On Capitol Hill, House telecommunications subcommittee chairman Ed Markey (D-Mass.) said the regs represent a “dramatic change for consumers.” Markey said he would have preferred stiffer rollbacks, but “communities that have faced the most outrageous rate hikes will have the ability to petition the FCC to bring their rates down.”
Higher praise came from Rep. John Dingell (D-Mich.), chairman of the House Energy & Commerce Committee: “Let’s remember that the commission’s decision is just a first step. In my view, (it) did a good job implementing Congress’ intent of protecting cable subscribers.”
Cornerstone of the proceeding is the benchmark formula yet to be devised by the commission. It will be used by cable systems and franchise authorities to determine whether systems charge uncompetitive prices, and by how much.
Agency officials said each benchmark rate will be determined individually from a formula that factors in the number of channels offered by a system under a rate-per-channel scheme, the number of subscribers and the number of cable satellite services on the system. “It will be figured on a graph like the wind-chill index,” said Roy Stewart, chief of the FCC’s mass media bureau.
The benchmark formula will be released to the industry within 30 days, he said.
Two other elements will be key in adjusting local cable rates: Franchise authorities will determine and approve rates with FCC oversight; and cable subscribers must start the process by complaining to the government about unfair cable rates.
“The FCC has no affirmative rate regulation authority under the Cable Act,” Stewart said. “We can only respond to complaints.”
The agency does not anticipate a shortage of complaints.
Once a public complaint has been filed with the commission, the cable operator and franchise authority will be notified. The authority, after first winning certification from the FCC to regulate basic rates, will be permitted under a strict agency formula to do so.
Operators will bear the burden of showing that their rates are not unreasonable. However, cities have an obligation to approve reasonable rates and must do so within 30 days of a request from an operator.
Importantly, the new rule will permit cable systems to win rate increases and should not affect their ability to obtain financing, Stewart said.
The new ruling also restricts re-tiering by cable operators. The rollback to Sept. 30 prices will render re-tiering an ineffective tool for evasion purposes, the agency figures.
Yet to be determined is how cable systems will be permitted to pass through costs of retransmission consent under the Cable Act.
At a press conference following the vote, an agency official said pass-through of retransmission consent fees would not be permitted. However, industry insiders viewed the statement as unrealistic.
Another provision of the reg targets the profit stream afforded cable operators from leasing equipment. It said that any equipment used to receive the basic tier is subject to the rule. Equipment charges must be “unbundled” from other rates and charged separately, it said.

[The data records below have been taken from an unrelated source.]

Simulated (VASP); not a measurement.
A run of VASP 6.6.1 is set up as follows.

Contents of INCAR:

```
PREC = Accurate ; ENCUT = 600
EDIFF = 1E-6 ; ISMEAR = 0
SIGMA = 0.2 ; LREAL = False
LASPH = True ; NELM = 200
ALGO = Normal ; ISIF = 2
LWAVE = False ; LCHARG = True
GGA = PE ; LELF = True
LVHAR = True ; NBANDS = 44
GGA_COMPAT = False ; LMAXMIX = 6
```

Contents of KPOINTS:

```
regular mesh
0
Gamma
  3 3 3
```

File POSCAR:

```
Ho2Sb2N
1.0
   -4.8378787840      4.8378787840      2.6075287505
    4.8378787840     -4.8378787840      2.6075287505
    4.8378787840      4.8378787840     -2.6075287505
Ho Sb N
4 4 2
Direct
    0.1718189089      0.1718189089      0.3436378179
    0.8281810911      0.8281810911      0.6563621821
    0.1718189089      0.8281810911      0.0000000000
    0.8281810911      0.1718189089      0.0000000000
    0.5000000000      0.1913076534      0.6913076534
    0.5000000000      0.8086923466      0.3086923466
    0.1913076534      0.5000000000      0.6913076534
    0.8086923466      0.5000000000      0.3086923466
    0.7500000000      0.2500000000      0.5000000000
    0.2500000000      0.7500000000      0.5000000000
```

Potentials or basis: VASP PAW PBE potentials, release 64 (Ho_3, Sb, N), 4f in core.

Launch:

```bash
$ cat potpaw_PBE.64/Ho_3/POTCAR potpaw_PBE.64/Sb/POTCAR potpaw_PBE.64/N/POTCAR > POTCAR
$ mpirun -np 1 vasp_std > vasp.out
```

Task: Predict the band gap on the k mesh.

Finally, the new rule will afford special scrutiny of rates charged by so-called outlier systems — those identified by subscribers as charging rates substantially above the competitive benchmark. If their rates are not cost-justified, they could be ordered to reduce them to “appropriate” levels, even if those levels are below the benchmark.
The commission also said it would issue a further notice of rulemaking to determine whether there is a legal basis for excluding systems with low penetration from the reg.